This post is one in a series featuring the complete slate of advanced energy technologies outlined in the report This Is Advanced Energy.
Voltage and Volt-Ampere Reactive (VAR) Optimization (VVO) is a smart grid-enabled utility application. VVO controls the flow of power on the distribution system to increase efficiency and reliability, reduce distribution energy losses, and accommodate new power flows, such as those originating from distributed generation. By providing more precise voltage control, VVO reduces total energy consumption without compromising service quality.
Distribution line voltage drops gradually with distance from the substation due to resistive losses in the wires. Historically, utilities have had to use estimates to ensure that all customers receive power within the voltage limits required to operate electric devices. This requires starting with higher than optimal levels to keep voltage from dropping below minimum thresholds by the time it reaches the customers farthest from the substation. By using dynamic control, VVO allows distribution lines to maintain lower overall voltage without impacting service quality. Power regulators, like those from Gridco Systems (pictured), can boost secondary voltage and prop up low voltage points, providing a significant opportunity for incremental VVO savings.

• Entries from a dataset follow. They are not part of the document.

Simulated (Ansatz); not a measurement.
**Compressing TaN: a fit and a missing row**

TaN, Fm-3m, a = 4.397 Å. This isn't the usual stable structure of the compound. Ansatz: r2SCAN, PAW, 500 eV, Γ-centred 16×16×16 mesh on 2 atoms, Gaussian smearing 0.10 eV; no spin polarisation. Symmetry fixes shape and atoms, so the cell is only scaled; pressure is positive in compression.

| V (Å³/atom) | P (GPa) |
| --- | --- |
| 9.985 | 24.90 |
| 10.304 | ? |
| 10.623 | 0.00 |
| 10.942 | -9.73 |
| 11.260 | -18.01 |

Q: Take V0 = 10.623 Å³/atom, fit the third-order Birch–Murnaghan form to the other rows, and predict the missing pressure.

Increased market penetration of VVO is expected as applications verify the benefits. The Snohomish County Public Utility District in Washington State invested $4.6 million in a Conservation Voltage Reduction system (an application of VVO), which resulted in better voltage quality and energy savings of approximately $600,000 per year. Similarly, Dominion Power in Virginia was able to reduce total energy use by 2.8% through voltage optimization. North American shipments of VVO control systems are projected to increase from 50,000 units in 2013 to over 100,000 units by 2018.
In addition to energy and cost savings, VVO provides better control, creating a more intelligent, efficient, and stable distribution system. An impact analysis by the National Electrical Manufacturers Association found that VVO is able to reduce distribution line losses by 2%-5%, and a Department of Energy study of VVO concluded that the technology could reduce distribution line losses by more than 5%. Commonwealth Edison, an Illinois utility, found that voltage optimization could reduce electricity consumption by 2%, with a levelized cost of saved energy of less than 2 cents per kWh, well below the cost of purchased energy. For every 1% reduction in voltage, VVO reduces overall system demand by roughly 1%. This not only reduces energy demand, but also defers investments in new generation, transmission, and distribution capacity.